Queens gets 7 new school buildings
By Jeremy Walsh

Anticipating the first day of school Tuesday, Mayor Michael Bloomberg came to a new school in Corona last week to tout the addition of 18 new school buildings and 11,471 new seats for students around the city.

Queens got the lion’s share with seven buildings, the most of any borough. Queens will also get 4,266 seats, more than twice the number of any other borough. Brooklyn will see 2,179 new seats, Staten Island will receive 2,104, the Bronx will get 1,930 and Manhattan will get 992.

“This marks the first year we’re going to see a big, big return on our school construction,” Schools Chancellor Joel Klein said.

Along with PS 307, Queens got new buildings at the Elmhurst Education Campus, PS 4 in Long Island City PS 244 in Flushing, PS 303 in Forest Hills, PS 305 in Ridgewood and PS 306 in Woodhaven.

Bloomberg toured the new school with Klein, Assemblyman Jose Peralta (D-Jackson Heights) and Principal Cecelia Jackson, who walked the crowd through the school’s gymnasium, cafeteria and auditorium.

“The trains come every few minutes,” Jackson said of the school, which sits just south of the elevated No. 7 train line on Roosevelt Avenue. “When you’re in here, you can’t hear them at all.”

PS 307 is designed to help alleviate the overcrowding at PS 19 across the street, which currently has 2,000 students. School organizers said one-fourth of those students would move over to PS 307, which will have a capacity of 1,000 children.

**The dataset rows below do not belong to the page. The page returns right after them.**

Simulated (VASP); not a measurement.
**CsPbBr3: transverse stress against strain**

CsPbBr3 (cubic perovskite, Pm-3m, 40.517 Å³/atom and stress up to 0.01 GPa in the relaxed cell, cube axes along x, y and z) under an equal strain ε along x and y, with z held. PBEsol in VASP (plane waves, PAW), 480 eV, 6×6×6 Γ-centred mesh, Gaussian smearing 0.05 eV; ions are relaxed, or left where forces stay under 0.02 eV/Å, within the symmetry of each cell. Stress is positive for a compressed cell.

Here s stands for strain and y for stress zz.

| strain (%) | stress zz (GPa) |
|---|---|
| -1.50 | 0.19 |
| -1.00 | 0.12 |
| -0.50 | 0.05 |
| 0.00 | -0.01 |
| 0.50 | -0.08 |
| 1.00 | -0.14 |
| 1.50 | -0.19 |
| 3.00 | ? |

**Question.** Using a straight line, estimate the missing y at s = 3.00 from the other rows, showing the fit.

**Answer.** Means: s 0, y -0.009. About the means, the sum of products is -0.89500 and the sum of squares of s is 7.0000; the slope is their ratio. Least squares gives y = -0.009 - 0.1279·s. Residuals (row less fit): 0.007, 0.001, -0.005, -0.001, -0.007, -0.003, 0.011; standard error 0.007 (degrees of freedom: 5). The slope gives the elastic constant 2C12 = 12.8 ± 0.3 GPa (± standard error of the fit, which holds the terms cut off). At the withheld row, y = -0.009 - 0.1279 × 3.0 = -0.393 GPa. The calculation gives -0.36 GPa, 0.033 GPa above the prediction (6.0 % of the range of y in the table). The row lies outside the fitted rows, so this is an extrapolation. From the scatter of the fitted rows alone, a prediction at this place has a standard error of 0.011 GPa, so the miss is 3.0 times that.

Bloomberg called the new school “a shining example of what a public school in New York City can look like.”

He called District 24 “one of the districts most badly in need of more seats,” although he and Klein did not go into specifics when asked about whether they were planning for major population growth in communities like Elmhurst and Corona.

“We have a team that analyzes population expansion and overcrowding,” Klein said. “Everyone thinks it’s so easy to cite overcrowding in a school, but there are a lot of challenges.”

The new construction represents the largest number of schools and classroom seats to open in a single year under the current five-year capital plan, Bloomberg said. The $13.1 billion plan includes the creation of 63,000 new classroom seats by 2012, 88 percent of which are either under construction or already complete, he said.

But Bloomberg has his critics. Leonie Haimson from Class Size Matters, said the current capital plan is “far from ‘the biggest school construction plan in our city’s history,’ as the administration falsely claims.”

Some 100,000 school seats were added between 1902 and 1905 and nearly half a million seats were added during the 1920s, she said.

Borough President Helen Marshall has said there will be a seat for every child when she leaves office in New Year’s eve 2009. Her office warned that the borough still suffers from major crowding at the high school level. The new seats in Queens all appear to be at primary schools.

Dan Andrews, spokesman for Marshall, said the borough has experienced enrollment increases of almost 10 percent in recent years.

“Even if you built new seats, you were sort of running in place,” he said.